Wind Drift actually began its life in the 60's as a men's fragrance called Villa D'Este by the MEM company. It was marketed as an upscale fragrance but apparently never caught on until it was repackaged as Wind Drift in 1970 as part of the English Leather family. The H & R Guide lists its components as topnotes of bergamot, anise, rosemary, lavender, aldehydes, basil and lemon, midnotes of geranium, fern, rose, jasmin, carnation, cedarwood and sandalwood, with basenotes of musk, moss, tonka bean, vanilla and labdanum.
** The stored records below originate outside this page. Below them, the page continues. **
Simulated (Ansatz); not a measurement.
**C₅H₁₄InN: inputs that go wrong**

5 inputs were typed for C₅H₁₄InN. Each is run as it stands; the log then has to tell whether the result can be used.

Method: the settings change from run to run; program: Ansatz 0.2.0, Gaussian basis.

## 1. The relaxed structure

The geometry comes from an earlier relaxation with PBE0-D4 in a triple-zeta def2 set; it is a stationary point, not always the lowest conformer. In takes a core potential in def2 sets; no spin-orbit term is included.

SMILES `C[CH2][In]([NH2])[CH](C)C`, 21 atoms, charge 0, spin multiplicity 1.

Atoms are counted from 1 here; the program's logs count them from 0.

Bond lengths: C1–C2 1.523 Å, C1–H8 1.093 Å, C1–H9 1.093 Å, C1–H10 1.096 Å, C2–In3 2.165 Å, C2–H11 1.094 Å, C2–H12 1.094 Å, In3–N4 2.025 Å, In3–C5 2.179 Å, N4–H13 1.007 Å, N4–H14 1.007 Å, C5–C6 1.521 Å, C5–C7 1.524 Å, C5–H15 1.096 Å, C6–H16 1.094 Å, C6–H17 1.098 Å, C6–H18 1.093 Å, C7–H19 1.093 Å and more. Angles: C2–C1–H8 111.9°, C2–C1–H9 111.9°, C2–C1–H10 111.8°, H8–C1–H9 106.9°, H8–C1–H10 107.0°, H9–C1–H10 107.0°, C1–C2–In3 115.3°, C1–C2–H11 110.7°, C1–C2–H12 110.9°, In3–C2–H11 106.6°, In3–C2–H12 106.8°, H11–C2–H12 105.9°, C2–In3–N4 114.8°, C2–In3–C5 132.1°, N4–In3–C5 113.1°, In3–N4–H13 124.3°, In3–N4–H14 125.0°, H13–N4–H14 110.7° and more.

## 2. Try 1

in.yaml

I never quite got the ocean associations of the name and packaging --- this is a complex fougere with lots of green and foresty accords, although the bergamot and rosemary give it a bracing initial splash, and the jasmin and carnation add some richness to the greens of the middle. The drydown is long-lasting, but rather generic, and doesn't retain much of the earlier notes. It's never been one of my favorites, but does have some historical significance, and it was quite original for its time.
16th March, 2010 (last edited: 24th October, 2011)
Quite simply the best of the English Leather/ 70s cheapies. Very clean scent, with a strong leather base and a wind-blown quality that makes it feel light instead of bogged down like many masculine frags before and since. Strong aquatic sensibility without being feminine like many of the modern aquatic colognes.
Not particularly impressed; it just smelled "weird", not quite sure how else to put it...
Stick to the original, which is great stuff.